Szechuan Steamed Stuffed Cucumbers, a Light and Satisfying Meal
Steaming cucumbers may seem unusual. However, this dish has a surprisingly tasty flavor, as the mild bitterness of the cucumbers contrasts beautifully with the rich pork filling. Better yet, these cucumbers are quick and easy to prepare on busy weeknights.
As the weather warms up, dreams of Cape Town fill my mind. Naturally, this reminds me that I’ve packed on a couple of unwanted kilos this winter. So, I’m on the lookout for lighter recipes which will allow me to enjoy dinner while losing a little weight.
Personally, when I think of lightening up my menu, I think of Chinese food. I know this sounds like a cliché and, of course, the Chinese also have their share of rich and fattening dishes.
However, my Chinese aunt always looked beautiful and I vividly recall how she managed. My aunt inevitably began preparing lots more vegetables with less meat as spring rolled around. She would also emphasize more steamed dishes, as they are naturally much lighter.
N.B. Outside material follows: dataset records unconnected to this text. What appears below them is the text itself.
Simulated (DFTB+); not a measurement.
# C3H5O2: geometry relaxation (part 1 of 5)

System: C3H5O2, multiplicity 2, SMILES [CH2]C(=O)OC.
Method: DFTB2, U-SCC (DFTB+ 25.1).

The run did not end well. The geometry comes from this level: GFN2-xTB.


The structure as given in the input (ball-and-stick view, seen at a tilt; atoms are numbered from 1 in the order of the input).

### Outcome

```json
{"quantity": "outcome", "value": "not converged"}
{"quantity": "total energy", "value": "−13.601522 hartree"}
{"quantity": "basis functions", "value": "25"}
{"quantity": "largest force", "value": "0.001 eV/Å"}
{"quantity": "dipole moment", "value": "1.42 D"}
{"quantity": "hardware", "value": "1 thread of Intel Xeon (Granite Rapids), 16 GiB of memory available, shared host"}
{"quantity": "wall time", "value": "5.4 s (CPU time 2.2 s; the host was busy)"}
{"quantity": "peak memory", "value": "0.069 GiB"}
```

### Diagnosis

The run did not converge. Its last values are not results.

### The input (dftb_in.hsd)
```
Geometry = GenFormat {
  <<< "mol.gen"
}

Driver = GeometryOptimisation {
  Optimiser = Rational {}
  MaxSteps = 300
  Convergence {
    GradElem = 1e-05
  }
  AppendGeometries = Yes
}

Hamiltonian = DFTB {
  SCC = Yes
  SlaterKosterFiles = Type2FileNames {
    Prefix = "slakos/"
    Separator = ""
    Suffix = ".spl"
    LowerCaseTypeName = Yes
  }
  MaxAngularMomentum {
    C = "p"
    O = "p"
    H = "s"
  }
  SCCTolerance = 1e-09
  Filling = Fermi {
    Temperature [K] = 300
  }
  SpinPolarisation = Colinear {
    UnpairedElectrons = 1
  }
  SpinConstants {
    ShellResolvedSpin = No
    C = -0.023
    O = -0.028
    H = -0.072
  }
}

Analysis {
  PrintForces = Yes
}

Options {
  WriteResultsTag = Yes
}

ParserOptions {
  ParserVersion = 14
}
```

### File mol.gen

So, when I unearthed this unusual recipe for steamed cucumbers, I thought I ought to give it a go. The result? Nothing short of delicious!! Even my husband, who can be a picky eater, enjoyed this dish.
This recipe was adapted from Mrs. Chiang’s Szechwan Cookbook: Szechwan Home Cooking, a classic which was originally published in 1976. At that time, it was one of the earliest Chinese cookbooks in English. The fact that Mrs. Chiang’s Szechwan Cookbook: Szechwan Home Cooking has remained the gold standard for any cook wishing to master Szechuan cuisine is no accident.
Mrs. Chiang’s Szechwan Cookbook: Szechwan Home Cooking opens with an introduction to Chinese cuisine and explains food appreciation in the Chinese context. Elements such as taste, texture, banqueting, and nutrition are all covered in helpful detail.
However, the most entertaining part of Mrs. Chiang’s Szechwan Cookbook: Szechwan Home Cooking, is undoubtedly the personal anecdotes. Mrs. Chiang’s reminiscences about her childhood in rural Szechuan are shared along with her recipes, which helps connect them to a specific time and place.
This single tome covers a broad range of Szechuan foods, from omelets to pickles. It also assigns each dish to a flavor category and meal type, which is very helpful. Stuffed Cucumbers, for instance, are “mild and gingery” and “almost in advance”. So, it is easy to identify the dishes that are appropriate for your family and the occasion.
Szechuan cuisine is so broad that it would be impossible for one book to cover absolutely everything. However, Mrs. Chiang’s Szechwan Cookbook: Szechwan Home Cooking is certainly an excellent book to introduce you to the rich and vibrant flavors of Szechuan and help you recreate them at home.
About this Recipe
This is a steamed dish. If you’re accustomed to using small bamboo steamer baskets set over a wok, you may be wondering how cucumbers will ever fit into them.
Well, my Aunt often steamed on a simple dinner plate, which fits neatly into a standard wok. It is very easy to do if you have a few inexpensive bamboo chopsticks on hand. You can simply place them in the wok, in a crosshatch formation, as shown at left. The hot water can be poured into the bottom and a dinner plate can be placed on top of them with the cucumbers.
The only word of caution I have for you is to be very careful of the steam. Steam burns can be nasty. So, do use oven mitts when you place or remove the dinner plate.